Celtic first-team coach Danny McGrain revealed Hoops striker Amido Balde's desire to improve is the reason for their one-to-one coaching sessions on match days.

The Guinea-Bissau-born forward, 22, signed from Vitoria Guimaraes on a four-year contract in the summer but has spent most of his time on the bench and during pre-match warm-ups and at the interval he can be seen being put through his paces by McGrain.

Football education was one theme prevalent at Parkhead on Wednesday at the launch of 'The Quality Street Gang', a book on the talented Celtic reserve side of the late 1960s and early 1970s who learned their trade with the help of the Lisbon Lions, the Hoops team who won the European Cup in 1967.

That multi-talented group of youngsters included McGrain, Kenny Dalglish, Lou Macari, David Hay and Paul Wilson, all of whom went on to play for Celtic and others, as well as representing Scotland.

The former right-back, one of the most successful of them all, is happy to now pass on his knowledge.

"Big Amido is only a young man and he wants to be better," said McGrain.

"He is a player who is dying to be taught.

"I give him some exercises with the ball. I enjoy doing it, rather than standing about seeing the other boys working with the sports science people.

"Big Amido enjoys doing it, he enjoys kicking the ball and heading the ball.

"He hasn't had many games but he is getting better.

"He came here with a good record of scoring goals. He scored against Liverpool in pre-season and against Kilmarnock, a good goal from a tight angle.

"That is his job to score goals and if he does that we will all be happy."

"That is his job to score goals and if he does that we will all be happy" - Danny McGrain

McGrain revealed how the Lions helped him and other Quality Street Gang members make the grade at Celtic.

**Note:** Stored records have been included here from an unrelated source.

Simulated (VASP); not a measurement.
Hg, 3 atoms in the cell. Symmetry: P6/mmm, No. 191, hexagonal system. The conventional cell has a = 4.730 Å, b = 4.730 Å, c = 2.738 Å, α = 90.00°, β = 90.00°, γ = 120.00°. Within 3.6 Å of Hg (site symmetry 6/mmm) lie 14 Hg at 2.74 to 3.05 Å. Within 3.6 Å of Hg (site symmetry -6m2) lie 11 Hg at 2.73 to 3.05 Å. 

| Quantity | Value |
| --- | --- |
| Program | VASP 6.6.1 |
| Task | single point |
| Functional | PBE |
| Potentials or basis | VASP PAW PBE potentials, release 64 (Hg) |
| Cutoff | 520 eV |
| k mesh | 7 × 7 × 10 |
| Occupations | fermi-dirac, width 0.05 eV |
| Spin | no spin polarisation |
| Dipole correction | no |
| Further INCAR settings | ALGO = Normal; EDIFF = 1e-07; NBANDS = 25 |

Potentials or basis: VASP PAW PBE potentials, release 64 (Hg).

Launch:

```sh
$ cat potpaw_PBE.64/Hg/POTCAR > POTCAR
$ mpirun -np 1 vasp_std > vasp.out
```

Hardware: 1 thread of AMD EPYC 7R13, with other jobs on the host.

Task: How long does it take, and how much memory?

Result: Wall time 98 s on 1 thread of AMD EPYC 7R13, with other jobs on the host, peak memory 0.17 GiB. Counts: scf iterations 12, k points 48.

He said: "We enjoyed the tutelage of Billy McNeil, Jim Craig, Tommy Gemmell, they would talk to you.

"You would be playing against the first team for the reserves, that's where Jimmy Johnstone taught me to become a defender.

"Bobby Murdoch could land a ball on a sixpence and Kenny learned a bit from him.

"So we all learned different things from different players and it made us better players."

Meanwhile, Hay believes Celtic's Europa League campaign of two seasons ago, where they came third in a group including Atletico Madrid, Udinese and Rennes, has helped them adjust to life in the Champions League.

The Hoops reached the last-16 of Europe's premier club tournament last season beating Barcelona on the way and have performed well in their opening two group games this season, albeit going down 2-0 to AC Milan in the San Siro and 1-0 to Barca at Celtic Park.

Neil Lennon's team now face a double-header against Ajax, with the first game at Parkhead and Hay remains confident of progression through to the group stages again.

The former Celtic and Scotland player said: "I think Celtic have done exceptionally well.

"If they had taken their chances in Milan they could have got a point.

"You know you will get outclassed by Barcelona but I thought they played as well as they did against them last season.

"It has hinged on what they did in the Europa League two seasons ago.

"They have developed from there. They have learned from that.

"I think they know that they have to win the Ajax game to give themselves a chance.

"But they still have a chance and with the crowd behind them they will be looking to pick up their first point, if not three points."